A key rationale for using earnings data in accountability policies is that they help reveal whether the education generates a positive return on investment. Ignoring the earnings outcomes of noncompleters, therefore, may provide an incomplete assessment of that metric, especially for institutions with high dropout rates. But there is little information available on the effects of excluding noncompleters in earnings metrics and accountability policies.

In this brief, we use undergraduate earnings data from the College Scorecard to estimate how much earnings differ based on whether noncompleters are included. We find the following: 

  • Typical earnings are generally, but not always, lower when noncompleters are included, and the effects are largest at institutions with relatively low completion rates.
  • The largest difference occurs at for-profit institutions that issue predominantly bachelor’s degrees. Median earnings among completers are about $49,000 but drop to about $32,000 when noncompleters are included.
  • Earnings among former community college students also show large changes, dropping by about 20 percent ($8,000) when noncompleters are included.
  • For-profit institutions that operate mainly certificate programs show little difference in earnings when noncompleters are included, but earnings are relatively low for both groups.
  • Including noncompleters in earnings metrics narrows or even closes the earnings gap between public and for-profit institutions that offer mainly certificates and associate’s degrees.
  • Including noncompleters in earnings tests that require students to outearn those with only a high school diploma has a larger effect among institutions that enroll high shares of women and Black students.

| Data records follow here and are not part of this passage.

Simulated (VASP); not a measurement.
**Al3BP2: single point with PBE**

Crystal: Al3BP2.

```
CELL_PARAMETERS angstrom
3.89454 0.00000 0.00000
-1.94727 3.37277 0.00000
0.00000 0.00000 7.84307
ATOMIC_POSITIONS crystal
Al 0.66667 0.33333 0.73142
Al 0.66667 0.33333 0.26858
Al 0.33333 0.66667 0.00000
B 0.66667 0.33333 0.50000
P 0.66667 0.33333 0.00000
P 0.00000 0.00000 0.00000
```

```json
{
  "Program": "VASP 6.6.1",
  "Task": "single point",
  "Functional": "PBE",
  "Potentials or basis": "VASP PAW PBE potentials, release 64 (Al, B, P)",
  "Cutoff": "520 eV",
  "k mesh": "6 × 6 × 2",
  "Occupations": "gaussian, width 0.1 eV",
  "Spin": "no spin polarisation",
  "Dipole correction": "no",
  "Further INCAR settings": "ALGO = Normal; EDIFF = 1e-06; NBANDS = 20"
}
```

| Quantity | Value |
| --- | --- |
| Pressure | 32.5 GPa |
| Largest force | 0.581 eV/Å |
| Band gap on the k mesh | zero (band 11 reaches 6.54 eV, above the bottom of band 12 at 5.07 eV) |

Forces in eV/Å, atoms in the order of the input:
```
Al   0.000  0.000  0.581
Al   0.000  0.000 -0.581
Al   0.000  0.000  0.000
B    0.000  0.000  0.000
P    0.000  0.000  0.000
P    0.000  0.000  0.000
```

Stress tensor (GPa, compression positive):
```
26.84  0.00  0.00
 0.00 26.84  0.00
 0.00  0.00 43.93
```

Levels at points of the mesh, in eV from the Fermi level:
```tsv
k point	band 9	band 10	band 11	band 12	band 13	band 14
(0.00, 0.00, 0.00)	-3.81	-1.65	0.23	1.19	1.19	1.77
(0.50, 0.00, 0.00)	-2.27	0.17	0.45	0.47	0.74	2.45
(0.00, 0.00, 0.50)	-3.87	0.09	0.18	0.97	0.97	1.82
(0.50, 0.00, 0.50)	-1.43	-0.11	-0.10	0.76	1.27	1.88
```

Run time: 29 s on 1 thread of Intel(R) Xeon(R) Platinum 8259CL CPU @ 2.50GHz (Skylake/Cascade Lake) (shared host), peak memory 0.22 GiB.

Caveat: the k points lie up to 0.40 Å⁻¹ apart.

Policies that would link federal student aid eligibility to graduate earnings have gained support in the policy community. But for largely practical reasons, the proposed policies tend to measure the earnings of only students who complete a credential and ignore those who drop out. These findings help reveal where current quality assurance policies that focus only on completers’ earnings may be misaligned with what a typical student is likely to earn when enrolling at a higher education institution.